How many total gifts in the twelve days of christmas if we extend 12 to any number?

Question

I got this question today in an interview: write a function to calculate the total number of gifts received for any day in the 12 days of christmas song. I wrote a simple function using a for() loop in c#'ish code that worked. Then the interviewer asked me to extend it to any number of days. The conversation then turned to how to optimize the loop. Apparently there's a cool math trick that will do this within the limits of whatever your integer is. Anyone know what it is and what it's called? Any language is ok and a reference to the algorithm would be fabuloso.

Answers that use recursion are NOT what I'm looking for.

EDIT: Answer for day 2 is 4 gifts total, not 3 since I will have 2 Trees (1 from today, 1 from yesterday) and 2 partridges. On day 12 I'll have received a total of 364. I want the formula that lets me input 12 and get 364.

Answer 1

On the n th day, we get 1 + 2 + 3 + ... + n gifts.

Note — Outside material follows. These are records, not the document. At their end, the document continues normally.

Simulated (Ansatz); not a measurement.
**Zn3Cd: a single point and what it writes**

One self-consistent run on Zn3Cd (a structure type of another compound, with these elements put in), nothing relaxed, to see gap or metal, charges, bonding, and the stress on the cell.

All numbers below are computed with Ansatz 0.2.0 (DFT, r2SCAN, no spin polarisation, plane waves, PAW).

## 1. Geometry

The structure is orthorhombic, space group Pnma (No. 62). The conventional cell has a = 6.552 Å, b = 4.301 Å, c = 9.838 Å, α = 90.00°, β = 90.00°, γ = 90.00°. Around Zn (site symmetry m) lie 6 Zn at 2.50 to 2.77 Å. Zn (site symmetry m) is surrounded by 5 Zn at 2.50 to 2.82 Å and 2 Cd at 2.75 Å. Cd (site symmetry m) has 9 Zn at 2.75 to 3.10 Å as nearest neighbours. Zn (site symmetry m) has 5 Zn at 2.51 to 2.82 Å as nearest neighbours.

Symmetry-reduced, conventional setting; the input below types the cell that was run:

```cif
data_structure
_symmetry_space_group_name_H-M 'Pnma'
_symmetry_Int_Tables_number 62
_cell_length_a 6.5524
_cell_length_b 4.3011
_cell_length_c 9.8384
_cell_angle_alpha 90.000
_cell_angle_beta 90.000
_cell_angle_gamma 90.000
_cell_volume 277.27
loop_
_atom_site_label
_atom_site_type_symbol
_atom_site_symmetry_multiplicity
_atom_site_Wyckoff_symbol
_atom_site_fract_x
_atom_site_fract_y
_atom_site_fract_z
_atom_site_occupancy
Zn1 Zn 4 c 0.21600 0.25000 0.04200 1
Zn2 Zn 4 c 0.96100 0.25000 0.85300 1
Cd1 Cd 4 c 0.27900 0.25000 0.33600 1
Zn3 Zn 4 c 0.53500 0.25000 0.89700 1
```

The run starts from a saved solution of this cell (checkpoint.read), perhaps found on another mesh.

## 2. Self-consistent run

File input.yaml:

Or ... (1 + n) + (2 + n-1) + ...

In other words, (n + 1) * n/2.

Answer 2

• On the first day, you get 1.
• On the second day, you get 1 + 2.
• On the third day, you get 1 + 2 + 3.
• ...
• On nth day, you get 1 + 2 + 3 + ... + n.

The sum 1 + 2 + ... + n is n(n+1)/2. So the total number, T(N) is the sum of n(n+1)/2 for n in 1..N, where N is the number of days.

Now, n(n+1)/2 = n^2 / 2 + n / 2, and sum of n^2 for n in 1..N is N(N+1)(2N+1)/6, so you get:

T(N) = N(N+1)(2N+1)/12 + N(N+1)/4
     = N(N^2 + 3N + 2) / 6

No loops. No recursion.